Skip to main content

Contains a variety of ordered structures, in particular a SkipList.

Project description

SkipList

This project contains a SkipList implementation in C++ with Python bindings.

A SkipList behaves as an always sorted list with, typically, O(log(n)) cost for insertion, look-up and removal. This makes it ideal for such operations as computing the rolling median of a large dataset.

See the full documentation on this project at ReadTheDocs.

A SkipList is implemented as a singly linked list of ordered nodes where each node participates in a subset of, sparser, linked lists. These additional 'sparse' linked lists provide rapid indexing and mutation of the underlying linked list. It is a probabilistic data structure using a random function to determine how many 'sparse' linked lists any particular node participates in. As such SkipList is an alternative to binary tree, Wikipedia has a introductory page on SkipLists.

An advantage claimed for SkipLists are that the insert and remove logic is simpler (however I do not subscribe to this). The drawbacks of a SkipList include its larger space requirements and its O(log(N)) lookup behaviour compared to other, more restricted and specialised, data structures that may have either faster runtime behaviour or lower space requirements or both.

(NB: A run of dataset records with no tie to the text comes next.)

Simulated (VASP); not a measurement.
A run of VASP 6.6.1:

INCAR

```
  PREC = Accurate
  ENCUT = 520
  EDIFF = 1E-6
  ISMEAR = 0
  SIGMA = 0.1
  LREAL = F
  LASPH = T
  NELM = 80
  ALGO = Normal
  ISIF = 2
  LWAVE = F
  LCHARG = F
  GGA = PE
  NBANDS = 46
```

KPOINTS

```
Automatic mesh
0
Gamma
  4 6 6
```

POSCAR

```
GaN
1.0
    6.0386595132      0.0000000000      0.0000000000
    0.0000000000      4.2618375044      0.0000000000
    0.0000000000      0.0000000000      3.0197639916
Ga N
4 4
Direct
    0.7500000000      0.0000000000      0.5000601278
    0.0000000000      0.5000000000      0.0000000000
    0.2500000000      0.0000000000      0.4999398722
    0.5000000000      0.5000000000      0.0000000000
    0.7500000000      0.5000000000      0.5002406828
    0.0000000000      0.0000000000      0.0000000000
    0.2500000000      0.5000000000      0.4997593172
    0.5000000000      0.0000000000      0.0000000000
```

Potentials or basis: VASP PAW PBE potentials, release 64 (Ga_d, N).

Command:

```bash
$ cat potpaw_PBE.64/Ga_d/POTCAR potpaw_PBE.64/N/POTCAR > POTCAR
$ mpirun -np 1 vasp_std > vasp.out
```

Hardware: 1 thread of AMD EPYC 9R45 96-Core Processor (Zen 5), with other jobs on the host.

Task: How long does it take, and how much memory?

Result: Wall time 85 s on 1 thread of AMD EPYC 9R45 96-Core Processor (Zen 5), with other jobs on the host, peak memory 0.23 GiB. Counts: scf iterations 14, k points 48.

This project contains a SkipList implementation in C++ with Python bindings with:

  • No capacity restrictions apart from available memory.
  • Works with any C++ type that has meaningful comparison operators.
  • The C++ SkipList can be compiled as thread safe.
  • The Python SkipList is thread safe.
  • The SkipList has exhaustive internal integrity checks.
  • Python SkipLists can be long/float/bytes/object types, the latter can have user defined comparison functions.
  • With Python 3.8+ SkipLists can be combined with the multiprocessing.shared_memory module for concurrent operation on large arrays. For example concurrent rolling medians.
  • This implementation is extensively performance tested in C++ and Python.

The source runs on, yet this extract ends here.